When a Pagan Prays by Nimue Brown

When a Pagan Prays by Nimue Brown

Author:Nimue Brown [Brown, Nimue]
Language: eng
Format: epub
ISBN: 978-1-78279-632-9
Publisher: John Hunt Publishing
Published: 2014-06-25T00:00:00+00:00


Chapter Ten

Attitudes to Prayer

There is a flow of influence between where we go to in order to pray, how we utilise our bodies once there, and the emotions and expectations we bring to prayer. If these harmonise, we will have a much better experience than if we feel conflict. For example, if we are obliged to pray somewhere we don’t much like, if our bodies provide obstacles, or ambivalence of belief gets in the way, there will be no glorious outcome. This is fine, and if you run into such issues, it is simply an invitation to take a deeper look. Most things in life require practice and some fine tuning to discover what suits us best. If prayer does not work in the way you want it to, then assess your physical arrangements and feelings to work out what needs to change. Then make those changes, or at least work towards them.

Being on a spiritual path changes a person, and being changed is very much part of the point in any of this work. What I needed from Druidry ten years ago has very little in common with what I find I need today. Life changes us. Druidry changes life, and what was valuable before can become meaningless. When we first come to prayer, and to a wider spiritual tradition, we most likely come along wanting something: peace, enlightenment, importance, hope…There are many things to want.

Blessed Kami, I just want someone to love me…hail spirits of place, let me be The Druid of this sacred grove…Dear Gods, make it stop hurting…

We are human, driven by wants and needs that come from our experience of life. This is what we bring to prayer. There is no shame in this. You can only show up with what you have. If you were peace-laden and enlightened already, there would be no need to show up and no further work to do.

We pray out of our needs and wants. This is a process which begins from wherever you are, regardless of where that is in relation to anyone else. I do not think there is much point fretting over where you imagine you are “supposed” to be. Many mainstream religions advocate turning up with a specific attitude. Submission to god, a worshipful approach, an open heart, a sense of gratitude, or a feeling of humbleness, are all recommended. There is a definite sense that turning up in the petulant child mind-set of I want a pony is not acceptable. However, this may well be where we start.

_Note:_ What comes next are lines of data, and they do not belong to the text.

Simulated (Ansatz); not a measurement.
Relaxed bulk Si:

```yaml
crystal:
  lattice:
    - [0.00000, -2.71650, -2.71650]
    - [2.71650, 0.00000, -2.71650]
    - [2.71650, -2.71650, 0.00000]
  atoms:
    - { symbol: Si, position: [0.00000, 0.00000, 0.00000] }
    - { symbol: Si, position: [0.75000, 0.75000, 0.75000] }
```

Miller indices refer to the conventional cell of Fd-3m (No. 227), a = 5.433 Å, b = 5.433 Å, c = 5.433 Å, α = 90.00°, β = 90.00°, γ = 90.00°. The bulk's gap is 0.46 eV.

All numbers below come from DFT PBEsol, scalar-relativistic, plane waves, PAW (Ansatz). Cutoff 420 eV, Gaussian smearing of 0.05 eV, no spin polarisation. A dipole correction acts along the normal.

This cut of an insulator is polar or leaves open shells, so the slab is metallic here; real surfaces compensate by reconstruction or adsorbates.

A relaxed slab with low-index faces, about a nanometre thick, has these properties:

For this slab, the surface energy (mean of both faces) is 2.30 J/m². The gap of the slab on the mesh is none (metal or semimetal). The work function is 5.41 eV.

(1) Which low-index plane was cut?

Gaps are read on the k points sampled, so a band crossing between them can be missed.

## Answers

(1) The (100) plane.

I came to prayer in a state of pain and fear. I was ill of body and mind as a direct consequence of experiences both historical and on-going. My trust was impaired…and dammit gods, I could use some help sorting this out. Had I started out more able to believe in both prayer and deity, I would have petitioned with those needs and wants, probably to the exclusion of all else. As I didn’t see much point in petition, those for pity’s sake, make this stop prayers came only in extremity.